I mostly slept (successfully became nocturnal…no, it wasn’t on purpose), read, ate/drank (pretty much pizza and tea exclusively), wrote, and talked with my mother and other family and close friends during my winter break and Interterm. Now that this relaxing and slow break is winding to an end, I’ve been reflecting a lot on my first semester at the good ol’ Herst. In my high school, throughout our four years, everybody had to write a Reflective Essay per semester. I kind of miss that. So, ahem.
The first thing that I learned during my first semester at Amherst is that while yes, small talk can be exhausting as hell, it builds a bridge to deeper conversations. I spent most of my first two/three weeks at Amherst alone. I explored the dorms, academic and athletic buildings, and places in town. My friend quota had already been met because I had two sturdy friendships throughout middle and high school. I hadn’t worried much about making friends. It was understood that, no matter what, my best friends were only a Skype date away. Occasionally, I’d call my mother or either of my best friends to share with them my latest embarrassing or hilarious moments (so many). But I noticed pretty soon that other freshmen started settling into groups and I got nervous. After a lot of thinking, I realized that it was time to make friends on campus, and I started utilizing “small talk”. I’m glad that I did because, as you’ve noticed, Admissions does a great job of bringing brilliant people to Amherst. I quite like my new friends.

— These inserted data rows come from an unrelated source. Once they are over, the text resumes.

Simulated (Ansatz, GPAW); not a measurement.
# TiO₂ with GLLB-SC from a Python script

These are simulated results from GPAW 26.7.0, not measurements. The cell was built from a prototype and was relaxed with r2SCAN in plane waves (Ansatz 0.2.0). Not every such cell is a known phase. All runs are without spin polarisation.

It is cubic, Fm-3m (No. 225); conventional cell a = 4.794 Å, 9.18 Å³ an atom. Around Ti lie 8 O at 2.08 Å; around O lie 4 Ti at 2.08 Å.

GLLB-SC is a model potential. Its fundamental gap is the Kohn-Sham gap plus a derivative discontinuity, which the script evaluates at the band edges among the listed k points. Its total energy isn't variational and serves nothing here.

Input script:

The second lesson that I learned is that it’s important to thoroughly observe and, sometimes, experience, things before coming to conclusions about them. Because of the dominant influence that alcohol has on the party scene at Amherst (speaking only from what I’ve seen first-hand), among other reasons, I immediately negatively judged the Socials after one five-second long visit during Orientation. My high school friends and I didn’t, and I still don’t, consume alcohol or do drugs recreationally. Our parties ranged from pizza and movie-thons followed by extensive critiques and painting sessions accompanied by obscure musicians like Gonjasufi, to scavenger hunts, spelling bees, karaoke sessions, and dance (read: flailing ) parties. This was my type of fun, and I didn’t want to go to the Socials. But I started seeing my group of close friends here heading down to the Socials somewhat regularly. Because of FOMO, I gave the Socials some more five-second long visits. I was surprised to find that some of the parties weren’t nearly as wild as the first one that I attended. Now, I’m less likely to completely bash the Socials as a whole.
The third lesson is pretty short. I’ve learned not only to think seventeen plus times before speaking, writing, and breathing here—but also to develop a thick skin. I genuinely appreciate and admire how vocal we all are, but sometimes it’s a little overwhelming.
Lastly, what I’ve learned in boating school is that while it’s important to focus on our identities, this should not extend to the exclusion of certain experiences. In my first article, I mentioned that it’s important for first-years to focus on developing our identities, self-esteem, and self-worth. I failed to realize that romantic relationships can help one discover themselves, grow as a person, and whatnot. All of the “don’t date during your freshman year” advice definitely has some valid points, but in the end, everyone should do what’s right for them at their own pace. Including experiences aside from dating. Let’s not limit ourselves. Okay, I promise I’m finished talking about romance (for now…after all, Valentine’s Day is around the corner).
Overall, I’d give my first semester pretty high ratings.